A suitable test for measuring the solubility of the passive resin in a monomer is as follows. The monomer, e.g. 500 g, is weighed into a suitable container. The monomer is stirred using a Silverson disperser at 5,000 rpm for 15 minutes to achieve a temperature of 40°C. The resin is slowly added into to the vortex. The stirrer speed is reduced to 3,000-3,500 rpm such that the temperature of the blend is maintained at 35-40°C. The stirring is maintained for 1 hour. After this period the mixture is checked for residual undissolved resin, if none is present solution is removed from the stirrer, the container sealed with a lid and is allowed to stand for 12 hours at temperature. The resin/monomer combination is suitable for use in the invention if, after the standing period, there is no precipitation of the resin. The test is also applicable to monomer combinations.
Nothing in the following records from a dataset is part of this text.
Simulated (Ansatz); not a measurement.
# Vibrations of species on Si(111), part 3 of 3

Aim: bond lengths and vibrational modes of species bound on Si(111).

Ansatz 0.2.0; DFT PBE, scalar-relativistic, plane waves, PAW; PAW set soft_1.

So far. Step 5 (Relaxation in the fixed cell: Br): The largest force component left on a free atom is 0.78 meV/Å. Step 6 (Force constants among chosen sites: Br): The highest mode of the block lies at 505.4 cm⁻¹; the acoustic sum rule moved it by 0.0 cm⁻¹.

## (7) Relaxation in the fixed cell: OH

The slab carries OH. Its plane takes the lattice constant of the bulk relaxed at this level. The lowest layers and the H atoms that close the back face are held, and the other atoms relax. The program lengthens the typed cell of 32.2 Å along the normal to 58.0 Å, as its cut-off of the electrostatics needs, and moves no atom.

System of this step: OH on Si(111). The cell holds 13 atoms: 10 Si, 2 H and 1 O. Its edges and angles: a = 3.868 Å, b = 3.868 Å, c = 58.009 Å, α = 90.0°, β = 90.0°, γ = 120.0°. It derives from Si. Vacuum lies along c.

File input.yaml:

In a preferred embodiment, the radiation-curable monomer comprises monomers having high solubilising power for the vinyl resin of the inkjet ink. Accordingly, in a preferred embodiment, the radiation-curable monomer comprises at least one of N-vinyl caprolactam, N-acryloylmorpholine, cyclic IMP formal acrylate, tetrahydrofurfuryl acrylate, (2-methyl-2-ethyl-1,3-dioxolane-4-yl)methyl acrylate (Medol 10), isobornyl acrylate, 2-(2-vinyloxy ethoxy)ethyl acrylate, 2-(2-vinyloxy ethoxy)ethyl methacrylate, and combinations thereof Such monomers have improved solubilising power for the vinyl resin of the inkjet ink.

In a preferred embodiment, the radiation-curable monomer comprises monomers with a very high solvency power for the substrate. Such monomers are typically required in order to ensure an adequate lamination bond strength for vinyl tile/plank/sheeting applications. Preferred examples include THFA, N-vinyl caprolactam, or mixtures thereof.

Substrate solvency power may be determined by placing a small drop of the fluid under test on the substrate. The fluid is left in contact with the surface for 60 seconds. The fluid is then gently wiped from the surface with an adsorbent cloth. The surface is then examined for signs of swelling, softening and changes to the appearance of the surface. The presence of any or all of these features confirms solvency of the fluid under test for the substrate.

In a preferred embodiment, the liquid medium comprises a non-radiation-curable substrate-solvating component. In this embodiment, the non-radiation-curable substrate-solvating component is non-volatile in the sense that it remains in the printed film. Preferably, the nonradiation-curable substrate-solvating component has a boiling point above 200°C. A preferred non-radiation-curable substrate-solvating component is y-butyrolactone.

The inkjet ink of the present invention may further comprise a radiation-curable (i.e. polymerisable) oligomer, such as a (meth)acrylate oligomer. Any radiation-curable oligomer that is compatible with the other ink components is suitable for use in the ink. In a preferred embodiment however, the amount of radiation-curable oligomers are also to be minimised.

The term "curable oligomer" has its standard meaning in the art, namely that the component is partially reacted to form a pre-polymer having a plurality of repeating monomer units, which is capable of further polymerisation. The oligomer preferably has a molecular weight of at least 600.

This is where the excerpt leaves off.